I would gladly have you in my location group homie. haha. Good article Trevor!

This is the best idea I have ever heard!!! Also, I totally forgot about the whole GPS in facebook messenger, creepy!!

Personally I use a very cool little app called Rego (http://www.regoapp.com) It's pretty good. I'd have to say that I'm fairly protective of locations though. It's not that I'm nasty about it, I'm not, but you have to be a pretty good friend of mine for me to share mine with you.

Using a Google Map for this. It's much easier to have one large map with the locations than having to scroll through a list of messages.

hmmmmm, maybe i'm old and crusty, but when i find a location i like.......i don't share it with the world.

i share every location, that's what keeps me on my toes, if i take a photo there, and then the next day someone goes and takes a better photo i need to learn how they took there photo and improve on my methods... its one of the ways i improve...

Sharing is caring. Keeps you from getting stuck in one place.

Thanks Michael for the Rego App suggestion!

this seems like a great idea..but i get the impression from reading this that people normally keep their GPS 'on ' ,on their mobile by default , all the time? i normally always keep the GPS turned off unless driving ,not for security reasons but to save the charge on batteries..am a android user and so are my friends and they keep them Off too..so am wondering - is it a Ios thing to keep the GPS on all the time??..and why, whats the benefit?

So it's kinda like.."Hey Guys, I found this awesome new mushroom picking spot, you can get a ton of Chanterelles there... here's the GPS coordinates"... said no one ever.

I think the big difference is that it's nothing like hunting mushrooms. There are endless locations to shoot from and many combinations of ways to shoot there. Sharing among the group of friends is nothing like picking mushrooms that will be gone until next season.

isn't it just easier to take a picture at that location and have your phone embed the gps data in the photograph. That way you have the location, can see what it looked like and have a record of it

I'm not flying to St Louis to find some trees - we have some in Uk ;)

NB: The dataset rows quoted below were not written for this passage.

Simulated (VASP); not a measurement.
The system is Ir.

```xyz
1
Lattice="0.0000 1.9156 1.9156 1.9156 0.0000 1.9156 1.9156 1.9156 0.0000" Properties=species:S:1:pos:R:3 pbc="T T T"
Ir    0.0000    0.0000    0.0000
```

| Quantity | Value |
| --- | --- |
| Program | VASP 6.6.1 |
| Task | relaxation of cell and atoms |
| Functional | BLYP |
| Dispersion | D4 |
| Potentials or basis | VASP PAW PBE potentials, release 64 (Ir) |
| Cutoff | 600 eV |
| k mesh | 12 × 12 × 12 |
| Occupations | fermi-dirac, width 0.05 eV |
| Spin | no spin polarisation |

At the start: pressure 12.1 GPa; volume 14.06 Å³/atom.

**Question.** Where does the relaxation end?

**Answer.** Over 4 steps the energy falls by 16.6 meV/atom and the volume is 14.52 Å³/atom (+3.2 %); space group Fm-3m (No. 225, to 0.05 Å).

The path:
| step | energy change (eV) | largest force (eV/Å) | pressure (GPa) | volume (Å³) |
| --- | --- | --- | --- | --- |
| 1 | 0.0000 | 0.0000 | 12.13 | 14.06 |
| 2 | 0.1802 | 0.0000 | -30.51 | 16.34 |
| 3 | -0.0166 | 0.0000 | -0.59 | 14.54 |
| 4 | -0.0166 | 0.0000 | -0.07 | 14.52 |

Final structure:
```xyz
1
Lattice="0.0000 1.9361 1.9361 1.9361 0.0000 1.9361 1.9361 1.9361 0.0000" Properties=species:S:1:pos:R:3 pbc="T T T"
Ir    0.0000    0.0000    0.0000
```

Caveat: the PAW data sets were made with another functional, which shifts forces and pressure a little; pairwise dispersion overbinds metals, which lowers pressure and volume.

You could even create a special Instagram account, where you take snaps of all the locations & add the map location to it & BOOM. You've got a whole feed of scouted locations you can either share or keep private. Thinking about doing this today, because I'm so scattered brain & this would keep everything in one place & organized.

Sounds like a great tool for location scouts.

I use Springpad.. which I keep a notebook of any shoot Im doing with whatever crew IM using.. all info is in this notebook.. sharable.. emailable.. I can create shotlists, reminders, map locations GeoTagged photos, notes, scan barcodes of products.. etc etc.
Its my go to pre production tool.
Images have the gps data in them. So im set. I've only done it twice.. but it works in a pinch.. and is packages with the rest of the pertinent info for the shoot.

EDIT I just realized Ive also used Voxer to do the same thing. ( you can toggle location on or off when sharing) And Voxed a photo of a spot I want to save to my producer.